# `Pdf.Reader`
[🔗](https://github.com/MisaelMa/ExPDF/blob/v1.0.1/lib/pdf/reader.ex#L1)

Native PDF reader — opens a PDF binary or file path and provides pure-functional
access to text runs with positions, raster images, document metadata, interactive
form fields, document outlines (bookmarks), and page annotations.
No GenServer, no mutable state; the reader is a fully lazy, immutable pipeline.

## Typical usage

    {:ok, doc}                          = Pdf.Reader.open("report.pdf")
    {:ok, [page1_text | _], doc}        = Pdf.Reader.read_text(doc)
    {:ok, runs, doc}                    = Pdf.Reader.read_text_with_positions(doc)
    {:ok, meta, doc}                    = Pdf.Reader.read_metadata(doc)
    {:ok, n}                            = Pdf.Reader.page_count(doc)
    :ok                                 = Pdf.Reader.close(doc)

## Outlines (bookmarks)

    {:ok, outlines, _doc} = Pdf.Reader.read_outlines(doc)
    # => [%Pdf.Reader.Outline{title: "Chapter 1", level: 0, dest_page: 1, children: [...]}, ...]

    # Bang variant — raises Pdf.Reader.Error on failure
    outlines = Pdf.Reader.read_outlines!(doc)

## Annotations

    {:ok, annotations, _doc} = Pdf.Reader.read_annotations(doc)
    # => [%Pdf.Reader.Annotation{type: :highlight, page: 2, rect: {x1, y1, x2, y2}, ...}, ...]

    # Bang variant — raises Pdf.Reader.Error on failure
    annotations = Pdf.Reader.read_annotations!(doc)

## Error recovery

`open/2` accepts a `recover: true` option that activates four orthogonal
recovery phases (R-1..R-4). Each recovery action is logged as a structured
event tuple appended to `doc.recovery_log`. Use `recovery_log/1` to inspect:

    {:ok, doc} = Pdf.Reader.open(bin, recover: true)
    Pdf.Reader.recovery_log(doc)
    # => [] when the PDF was well-formed
    # => [{:xref_recovered, 5}, {:page_failed, 2, :unresolved_ref}] on a corrupt PDF

**Closed set of recovery event tuples:**

| Tuple | Meaning |
|---|---|
| `{:xref_recovered, n}` | Linear scan recovered `n` object entries (R-3) |
| `{:eof_marker_missing, :linear_scan_used}` | `%%EOF` absent; linear scan used (R-3) |
| `{:page_failed, page_n, reason}` | Page skipped; text/images from other pages returned (R-1) |
| `{:font_skipped, page_n, font_name, reason}` | Font replaced with U+FFFD fallback (R-2) |
| `{:page_tree_recovered, n_pages}` | Catalog/Pages fallback; `n_pages` recovered (R-4) |

An empty `recovery_log` after `open/2` **guarantees** no recovery occurred.
No other tuple shapes are appended by the recovery paths.
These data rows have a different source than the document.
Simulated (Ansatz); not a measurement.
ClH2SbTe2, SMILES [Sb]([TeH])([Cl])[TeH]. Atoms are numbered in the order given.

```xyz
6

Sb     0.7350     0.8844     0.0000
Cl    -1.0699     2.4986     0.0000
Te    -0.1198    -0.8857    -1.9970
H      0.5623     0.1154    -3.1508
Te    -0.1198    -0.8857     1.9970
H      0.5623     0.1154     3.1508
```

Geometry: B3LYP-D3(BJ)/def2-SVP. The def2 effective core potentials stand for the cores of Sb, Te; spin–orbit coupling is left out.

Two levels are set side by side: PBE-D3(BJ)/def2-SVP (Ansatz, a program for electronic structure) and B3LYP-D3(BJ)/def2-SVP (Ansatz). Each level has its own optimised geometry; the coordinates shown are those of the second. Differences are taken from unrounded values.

The following errors remain fatal even with `recover: true`:
`:not_a_pdf`, `:encrypted_password_required`, `:encrypted_wrong_password`,
`:encrypted_unsupported_handler`, `{:io_error, reason}`.

**Known gaps (documented limitations):**

- **Encrypted AND corrupted PDFs** — the synthetic trailer from R-3 does not
  include `/Encrypt`; decryption cannot proceed.
- **Catalog-fallback page order (R-4)** — the page list is in xref-insertion
  order, NOT document order. `{:page_tree_recovered, n}` signals this.
- **R-4 probe cost** — `recover: true` triggers a full page-tree walk at
  `open/2` time (O(pages)). Acceptable for opt-in mode; document in callers
  that open very large PDFs.

## Encryption (Phase 2)

Standard Security Handler V1/V2/V4/V5-R6 supported. Use `open/2` with the
`password:` opt:

    {:ok, doc} = Pdf.Reader.open(bin, password: "secret")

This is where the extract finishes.